In my only sit-down conversation with someone trained at BJU who holds to the Critical Text position, he asked me my reasons for holding to the KJV only position. I proceeded to go from passage to passage. I went to Matthew 5:18-19 & pointed out that Jesus said that not a single one of the smallest Hebrew consonants would be lost, nor any of the vowel pointing, AND that the text determined the "least commandments" that we were to obey. His reply: "So?" I went to other passages like Revelation 22:18-19 & showed that, in order to know if someone had changed the "words of this book", there had to first be a settle New Testament text. I showed him that by the omission of one word ("yet) in John 7:8, that the Critical Text made Jesus a liar. But, low and behold, no matter what I showed him from the Bible, it made no difference to him. I came away baffled as to how a "fundamentalist" could care so little about what the Bible taught on this issue. I assume it did not matter to him what the Bible taught because the word of his professors carried more weight.

Anonymous said...

The KJV-only position is emotional rather than factual. So are its proponents above.

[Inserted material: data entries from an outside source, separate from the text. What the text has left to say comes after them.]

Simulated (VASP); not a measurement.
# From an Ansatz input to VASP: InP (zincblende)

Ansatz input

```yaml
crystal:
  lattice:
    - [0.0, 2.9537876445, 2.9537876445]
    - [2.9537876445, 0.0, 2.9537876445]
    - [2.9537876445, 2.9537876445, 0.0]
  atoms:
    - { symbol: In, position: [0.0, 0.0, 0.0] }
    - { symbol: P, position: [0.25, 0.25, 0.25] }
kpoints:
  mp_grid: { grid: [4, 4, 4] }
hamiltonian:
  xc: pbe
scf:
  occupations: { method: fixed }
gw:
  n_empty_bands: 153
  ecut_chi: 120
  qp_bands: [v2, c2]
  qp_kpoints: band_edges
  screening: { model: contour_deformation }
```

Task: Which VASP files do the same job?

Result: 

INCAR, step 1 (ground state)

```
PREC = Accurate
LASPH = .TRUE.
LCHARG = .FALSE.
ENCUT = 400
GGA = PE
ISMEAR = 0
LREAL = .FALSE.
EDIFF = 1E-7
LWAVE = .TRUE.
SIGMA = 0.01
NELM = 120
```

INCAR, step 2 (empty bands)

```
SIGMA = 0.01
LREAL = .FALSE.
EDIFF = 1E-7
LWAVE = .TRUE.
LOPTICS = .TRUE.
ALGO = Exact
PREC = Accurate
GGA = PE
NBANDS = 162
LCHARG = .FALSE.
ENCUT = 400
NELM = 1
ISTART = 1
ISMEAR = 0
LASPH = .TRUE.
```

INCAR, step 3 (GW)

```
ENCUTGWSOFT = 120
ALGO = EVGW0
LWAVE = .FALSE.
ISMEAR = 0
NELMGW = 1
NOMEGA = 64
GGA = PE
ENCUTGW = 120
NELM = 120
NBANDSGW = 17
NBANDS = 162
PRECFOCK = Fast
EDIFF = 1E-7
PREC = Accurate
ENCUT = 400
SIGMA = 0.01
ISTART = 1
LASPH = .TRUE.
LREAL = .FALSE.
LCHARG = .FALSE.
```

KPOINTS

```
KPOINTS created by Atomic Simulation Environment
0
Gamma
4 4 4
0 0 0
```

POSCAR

It is evident to us that some of our contemporary brethren have adopted the peculiar doctrine that the Lord God has failed to preserve the God-breathed Original Text of the Holy Scriptures, and that the 1611 King James Version of the Bible is now the preserved, infallible, inerrant, inspired Word of God for the English-speaking people of the world. Accordingly, we declare the following:

Whereas it is evident to us that such radical and outrageous claims are founded in fiction rather than in fact, that this false teaching is often white-washed as doing honor to the Word of God, that it has become to its proponents a cure all for issues of Biblical authority, that it has been the source of many more problems than it attempts to resolve, and that it has become a divisive issue among many good and well-meaning brethren; and,

Whereas we agree, in a colloquial fashion, that every fairly accurate and reliable translation of the Holy Scriptures is the Word of God, we assert that verbal inspiration and its resultant character -- preservation, inerrancy, and infallibility -- belong exclusively to the God-breathed Original Text in its original autographs; and,

Whereas we believe that claiming inerrancy to the KJV erroneously elevates its authority above its own underlying texts, and necessarily introduces the heretical notion of advanced revelation; and,

Whereas we believe that such teaching seeks to discredit and to undermine the integrity and the authority of the God-breathed Original Text in its original languages, and is therefore a subtle and a disguised attack upon the inspired Word of God in the original Hebrew and Greek Scriptures;

We therefore pronounce this relatively newly invented dogma attributed to the lost and repeatedly revised 1611 KJV as heretical, and we pronounce its teachers heretics. Accordingly, we believe that members of the modern KJV-only Movement, after the first and second admonition without repentance, must be marked publicly and must be separated from, by all who love our Lord Jesus in sincerity.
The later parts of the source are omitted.